The Large Hadron Collider (LHC), the biggest and most complex machine ever built by mankind, began operations again in April this year after nearly three years of maintenance and upgrades. After the particle accelerator began smashing together particles at an unprecedented energy level, CERN (the European Organisation for Nuclear Research) announced that the LHC has helped find three previously never-before-seen particles: a new kind of “pentaquark” and a pair of “tetraquarks,” which have never been observed before.
Nicola Neri, a senior member of the LHCb (LHC beauty) experiment spoke to indianexpress.com about the new discovery, the future of particle accelerators and why scientists are hoping that the next discovery from the LHC will break down the standard model, a model of particle physics that seems to accommodate all the discoveries made by LHC so far. Here is an edited version of the interview.
Q: What is this new pentaquark and the pair of tetraquarks?
We discovered some exotic particles, which means they don’t exist naturally and are not ordinary matter. Quarks are fundamental particles and they combine together to form hadrons like baryons with three quarks and mesons with a quark and anti-quark. These are particles that we study and we know their properties very well.

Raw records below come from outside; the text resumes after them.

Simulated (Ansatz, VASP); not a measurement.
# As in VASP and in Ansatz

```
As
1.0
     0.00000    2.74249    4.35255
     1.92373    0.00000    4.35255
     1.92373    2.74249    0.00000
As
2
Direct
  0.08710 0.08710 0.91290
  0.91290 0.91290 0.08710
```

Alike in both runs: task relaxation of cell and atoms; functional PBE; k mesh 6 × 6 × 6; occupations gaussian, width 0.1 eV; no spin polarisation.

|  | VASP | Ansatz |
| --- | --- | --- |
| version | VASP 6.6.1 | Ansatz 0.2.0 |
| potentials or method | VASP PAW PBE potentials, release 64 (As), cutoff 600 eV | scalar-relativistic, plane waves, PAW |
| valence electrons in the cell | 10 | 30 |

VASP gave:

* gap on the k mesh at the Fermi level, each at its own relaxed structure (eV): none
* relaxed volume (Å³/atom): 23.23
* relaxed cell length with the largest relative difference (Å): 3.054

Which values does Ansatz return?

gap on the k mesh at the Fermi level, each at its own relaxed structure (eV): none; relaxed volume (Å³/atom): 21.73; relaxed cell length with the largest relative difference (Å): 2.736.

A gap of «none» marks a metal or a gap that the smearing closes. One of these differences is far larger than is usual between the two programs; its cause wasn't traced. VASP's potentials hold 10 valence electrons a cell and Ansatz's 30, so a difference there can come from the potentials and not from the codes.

But exotics are different and they are made differently. In the case of the newly-discovered pentaquark, it is still a baryon but with the three quarks, it has an extra pair consisting of a quark and an anti-quark. The two tetraquarks are within the family of mesons but instead of having pairs of quarks and anti-quarks, it has two pairs of quarks. These states were predicted in the nominal quark model introduced in the sixties but these states were not found until now.
Q: How do you detect these particles when they have such a short life span?
Their lifetime is very short. They are produced and they decay almost immediately. The technique we use is the reconstruction of the decay process. The exotic particles decay into more stable particles that move within the tracking volume of our detectors. When they do that, they interact with the magnetic field we have within the detector and they release energy. We can detect this energy signal to calculate their position and trajectory, thereby helping us reconstruct the decay process and understand what exotic particles they came from.
Of course, this is a very complex process. We use pattern recognition techniques to make sure that we assign the right hits to the right track. It requires very advanced detectors, very advanced data processing, and very advanced reconstruction software that we have developed.
Q: What is the importance of the discovery of these particles?
This is very intriguing from a particle physics theory perspective. We currently do not know what is the mechanism that binds the quarks in these states together. That is why there is a lot of interest. We know that these particles exist, we can detect them, and we can measure their properties, but we really don’t know how these particles are bound together.
Q: What is your plan of action to learn more about the binding mechanism of these particles?
This is quite a unique time for us since we have updated and upgraded our detector. The improved capabilities will make it easier to use the data generated by the detector to reconstruct this case. We also have a new trigger strategy, which means that we will be more efficient in reconstructing this case with more precision. We will do more measurements and there could be more discoveries in the coming years, to lead us to a better understanding.
Q: What theories do you think could help understand the binding properties of the particles?
One theory is that of quantum chromodynamics (QCD), which is an assessed theory that describes strong interactions. We know it can explain the sort of strong interactions we have observed. But due to our limited capabilities to calculate the effects of strong interactions, we cannot predict exactly how the strong interactions in the newly-discovered particles work.
We have built models based on this theory and we are trying to assess the models based on more incoming data. One interesting model is that these are units made out of strongly-bound quarks and there is some evidence to support it. There is another theory that these are multiple hadrons weakly bound together.
Q: All the new discoveries made by the LHC seemingly fit well into the standard model, but scientists are looking forward to making discoveries that do not fit into it. Why is that the case when you have a model that seems to explain so many phenomena in particle physics so well?
We have a model for describing the interactions between these fundamental particles, yes. Everything seems to be consistent. However, we know that there is some evidence from other fields in particle physics that we cannot explain using the standard model. It cannot explain some of the results we observe. For example, we do not have an explanation for dark matter or dark energy. Some mixing of neutrinos. We don’t understand all this. So there are many phenomena that we observe without any explanation yet.
We already know that there must be something that the standard model does not predict because we have indirect evidence of it. We cannot formulate a theory if we do not know what basic mechanism is responsible for those effects. That is why we are looking for something beyond this model. If we do discover something like that, it would be a change of paradigm. It would be a revolution in the field.
That is why everyone wants to look for a signal that goes beyond the standard model. That would mean that we need to rewrite part of the physics that we know. For example, we know that there are four fundamental forces: the strong, weak, electromagnetic and gravitational forces. There could be a fifth force that we do not know of yet. This example is just to give you an idea but that is why there is a strong excitement for something that breaks the rules of the standard model.